- March 23, 2020
- Posted by: Josiah Hincks Solicitors
- Category: Legal News, News
No one would doubt that a hole in a ship’s hull or some other structural defect might render her unseaworthy – but the Court of Appeal has ruled in an important test case that flaws in a container ship’s working chart and passage plan, which led her to run aground off a Chinese port, also had that effect.
The ship was laden with 6,000 containers when she ran aground. Her owners launched proceedings seeking a contribution to the loss from cargo interests. Their claim was, however, dismissed by a judge on the basis that they had failed in their duty to exercise due diligence to ensure her seaworthiness.

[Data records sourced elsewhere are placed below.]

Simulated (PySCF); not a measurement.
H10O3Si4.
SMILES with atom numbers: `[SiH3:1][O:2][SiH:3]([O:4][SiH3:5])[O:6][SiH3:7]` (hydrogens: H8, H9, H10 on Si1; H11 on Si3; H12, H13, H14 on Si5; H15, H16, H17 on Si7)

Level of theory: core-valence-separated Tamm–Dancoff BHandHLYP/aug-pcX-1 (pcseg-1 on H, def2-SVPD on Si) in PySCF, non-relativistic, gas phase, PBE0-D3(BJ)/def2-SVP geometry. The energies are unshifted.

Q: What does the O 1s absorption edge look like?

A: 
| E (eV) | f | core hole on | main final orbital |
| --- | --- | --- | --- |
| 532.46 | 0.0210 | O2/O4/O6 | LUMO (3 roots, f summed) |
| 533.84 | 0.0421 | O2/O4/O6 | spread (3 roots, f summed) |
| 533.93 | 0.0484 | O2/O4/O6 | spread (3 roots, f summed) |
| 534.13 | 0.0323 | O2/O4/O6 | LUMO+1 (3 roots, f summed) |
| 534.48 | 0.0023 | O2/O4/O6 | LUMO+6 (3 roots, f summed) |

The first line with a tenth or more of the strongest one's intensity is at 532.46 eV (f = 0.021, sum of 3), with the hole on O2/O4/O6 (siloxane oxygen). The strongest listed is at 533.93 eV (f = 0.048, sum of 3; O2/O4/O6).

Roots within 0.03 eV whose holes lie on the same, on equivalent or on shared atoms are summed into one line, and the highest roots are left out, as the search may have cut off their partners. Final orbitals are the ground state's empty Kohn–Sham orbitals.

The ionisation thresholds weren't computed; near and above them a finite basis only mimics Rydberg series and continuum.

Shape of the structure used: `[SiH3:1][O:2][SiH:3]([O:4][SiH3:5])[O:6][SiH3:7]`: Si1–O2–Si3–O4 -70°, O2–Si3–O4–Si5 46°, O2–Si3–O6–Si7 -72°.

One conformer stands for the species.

That was on the basis that her chart and her passage plan, which was prepared by her second officer, failed to record a warning which had been issued to mariners that certain depths shown on the chart were inaccurate. The judge found that those defects were causative of her grounding and rendered the ship unseaworthy.
In dismissing the owners’ challenge to that decision, the Court rejected as fallacious the proposition that acts of navigation, involving the exercise of judgment and seamanship, cannot constitute unseaworthiness. It had been established by previous cases that a vessel may be rendered unseaworthy by negligence in her navigation or management. The omission of the warning from the working chart was an attribute of the vessel which meant that it was not safe for her to proceed to sea.
The passage plan, an essential document that vessels must carry at the start of a voyage, was also defective due to the absence of the warning. Arguments that a failure of navigation by a ship’s master or officers falls outside the orbit of a shipowner’s responsibility also failed. The owners’ duty to exercise due diligence to ensure the vessel’s seaworthiness could not be delegated.